In an attempt to raise awareness and foster a deeper understanding of the green peacock, Wild China Film teamed up with college students in Beijing to present the stage play Peacock on the Tip of the Heart at Star Theaters last month.

The audience applauded wildly at the end of the play, and Xi Zhinong and Shi Lihong, founders of Wild China Film, who produce the play based on peacock protection, expressed their gratitude to these amateur actors who, passionate about wildlife, were willing to give so freely of their time.

Green peacocks [Photo by Xi Zhinong/Wild China Film]

Twenty years ago in Lancang River Basin in Yunnan province Xi captured some of the best photos taken of one of the most beautiful birds in China, the flying green peacock. In 2017 when Xi returned to the place where he filmed the green peacock, he was surprised to find that all traces of such birds were gone. So to save this beautiful species, Xi started work on protecting the green peacock, camera in hand.

According to a survey by the Kunming Institute of Zoology, part of the Chinese Academy of Sciences, fewer than 500 of the peacocks may still exist, and it has now become one of China's most endangered wildlife species, even rarer than the giant panda.

Xi has photographed countless rare wild animals, and he is determined to use the images to promote wildlife protection.

"If you do nothing, you may not even change anything," he said. "If you do it, you may affect more people; if more people can do it together, that may bring real changes."

In 1983 Xi started a field investigation hosted by Yunnan University on wild birds in the province, and took part in filming the documentary Bird's Paradise. It was his first exposure to wildlife photography.

By working with photographers he witnessed the serious negative impact of traditional wildlife photography on bird-life, and was horrified by photographers' tactics that included tying the bird on a leash or shocking it to fluster. This gave birth to his photography concept of "not interfering with wildlife".

In 1990 Xi was a photographer for one of China Central Television's most popular and influential programs, Animal World. He twice entered the Dawei Mountain Nature Reserve and the Dulong River Nature Reserve in Yunnan. During the three-month shooting he saw no large wild animals, but instead, the skulls of white wagtail and langur, the fur of impala, the victims of assailants wielding slingshots and crossbows. Xi had earlier been wholly preoccupied by the desire to photograph birds, but he now realized that if people were to be made aware of the importance of protecting the environment, much more than pictures of birds was required.

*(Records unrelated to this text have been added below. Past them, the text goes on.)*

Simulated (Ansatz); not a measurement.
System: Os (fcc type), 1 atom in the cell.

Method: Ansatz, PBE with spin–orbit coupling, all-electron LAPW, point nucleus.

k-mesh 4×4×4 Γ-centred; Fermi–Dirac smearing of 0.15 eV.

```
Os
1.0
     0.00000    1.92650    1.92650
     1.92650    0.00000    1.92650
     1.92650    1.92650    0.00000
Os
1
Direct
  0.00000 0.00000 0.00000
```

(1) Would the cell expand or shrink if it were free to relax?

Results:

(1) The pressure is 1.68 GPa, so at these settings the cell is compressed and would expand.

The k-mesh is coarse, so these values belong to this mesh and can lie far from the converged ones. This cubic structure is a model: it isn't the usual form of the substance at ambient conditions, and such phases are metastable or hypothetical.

"A good wildlife work can cut through to people's hearts, and that is the power of nature," Xi said.

"However, to render this authenticity, in addition to high degree of color restoration, the performance of different color gamut is also required. For example, a penguin's body has many gray tones, and there are many in the surrounding environment, too. These tones will produce a very dim picture … Fortunately, with quality lenses and a lot of experience you can get some remarkable shots in terms of gray scale. This effect makes the picture transitions more natural and expressive."